As a rule, going back to being an entrepreneur after a failure is much harder because of the looser label, both an inner, psychological and an outside one. This is another reason why it is not worth going back into the area where you once failed. Of course, there are exceptions to this rule, but there are few of them. It is better and safer in every way to drop out of the game prior to a total meltdown which will give you a small chance of recovering in a different field, either related or opposite.

Business growth, occasional bad luck and even state of instability – these are equally constant elements of entrepreneurship.

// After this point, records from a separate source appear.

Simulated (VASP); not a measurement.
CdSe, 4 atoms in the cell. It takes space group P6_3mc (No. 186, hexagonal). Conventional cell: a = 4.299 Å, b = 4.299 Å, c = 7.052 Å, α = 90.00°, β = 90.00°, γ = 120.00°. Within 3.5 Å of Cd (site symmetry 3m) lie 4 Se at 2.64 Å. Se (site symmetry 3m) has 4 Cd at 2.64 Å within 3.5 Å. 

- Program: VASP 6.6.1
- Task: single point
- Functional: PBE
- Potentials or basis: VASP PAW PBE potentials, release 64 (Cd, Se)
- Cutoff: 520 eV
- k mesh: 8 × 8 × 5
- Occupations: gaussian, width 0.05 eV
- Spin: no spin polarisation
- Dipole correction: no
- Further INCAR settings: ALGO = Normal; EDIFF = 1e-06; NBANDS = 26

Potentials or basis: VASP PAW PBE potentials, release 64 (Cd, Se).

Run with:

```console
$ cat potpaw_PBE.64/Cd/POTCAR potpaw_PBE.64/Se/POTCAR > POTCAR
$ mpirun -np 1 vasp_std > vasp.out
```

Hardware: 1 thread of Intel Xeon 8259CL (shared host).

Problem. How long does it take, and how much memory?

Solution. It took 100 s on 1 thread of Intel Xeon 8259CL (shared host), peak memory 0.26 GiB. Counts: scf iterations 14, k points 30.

Business is more demanding that sports, it is better to give up bad habits and hobbies at the very beginning of your business career. Your regime becomes totally dependent on your work and is no longer regulated in accordance with the orthodox eight-hour working day and a five-day working week. Business takes over all of your free time, especially at the beginning. The environment where a leader finds him- or herself after becoming an entrepreneur requires mobilization of all physical and psychological abilities. This is something that not only a burgeoning entrepreneur, but also their close ones should be ready for. One should not expect to stay afloat working half-steam. This would mean fooling yourself: there is no such thing as half-business.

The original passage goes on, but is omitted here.